The Kalasha are a tribe of about 4,000, found in the Chitral District in North-West Frontier Province, on the western edge of Pakistan. They are unique among the tribes of the Hindu Kush in one respect: to this day they have resisted conversion to Islam. (Pakistan is 98 percent Muslim.) Instead they practice a form of Hinduism.

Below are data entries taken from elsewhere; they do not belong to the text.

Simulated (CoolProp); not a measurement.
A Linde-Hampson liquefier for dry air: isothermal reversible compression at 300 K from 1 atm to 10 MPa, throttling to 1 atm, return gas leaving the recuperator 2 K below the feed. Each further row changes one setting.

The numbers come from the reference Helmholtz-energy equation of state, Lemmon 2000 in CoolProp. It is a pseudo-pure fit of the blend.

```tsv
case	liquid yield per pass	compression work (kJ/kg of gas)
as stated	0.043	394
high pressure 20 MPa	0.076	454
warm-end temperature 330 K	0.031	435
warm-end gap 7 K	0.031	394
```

The Kalasha economy is based on agriculture, which is mainly women's work, and transhumant animal husbandry, which takes the men and their flocks to the lower pastures for winter and then to high mountain pastures in summer. The people grow maize, wheat, and millets on small irrigated fields. Goats are not only the main animal herded, they are also sacred: they are considered the gift of the gods, which men must protect against the pollution of females and demonic possession. Women have relative social freedom, as compared with the Muslim women of Pakistan, and there is certainly no purdah. There are many cases of marriage by elopement, involving already-married women. Much feuding and negotiation have to take place to resolve disputes over women.

During the 1950s several Kalasha villages were forcibly converted to Islam on grounds of the supposed "immorality" of the women. Since then other forms of antagonism have grown up between Kalasha and the surrounding Muslims. Recently the situation has somewhat improved through the building of schools in some valleys, which Kalasha children can attend. In the late 1970s some roads were also built into the area. As a result there has been an increase in tourism and timber exploitation, which have not really benefited the Kalasha thus far.


Parkes, Peter (1987). "Livestock Symbolism and Pastoral Ideology among the Kafirs of the Hindu Kush." Man 22:637-60.

Parkes, Peter (1990). Kalasha Society: Practice and Ceremony in the Hindu Kush. London: Oxford University Press.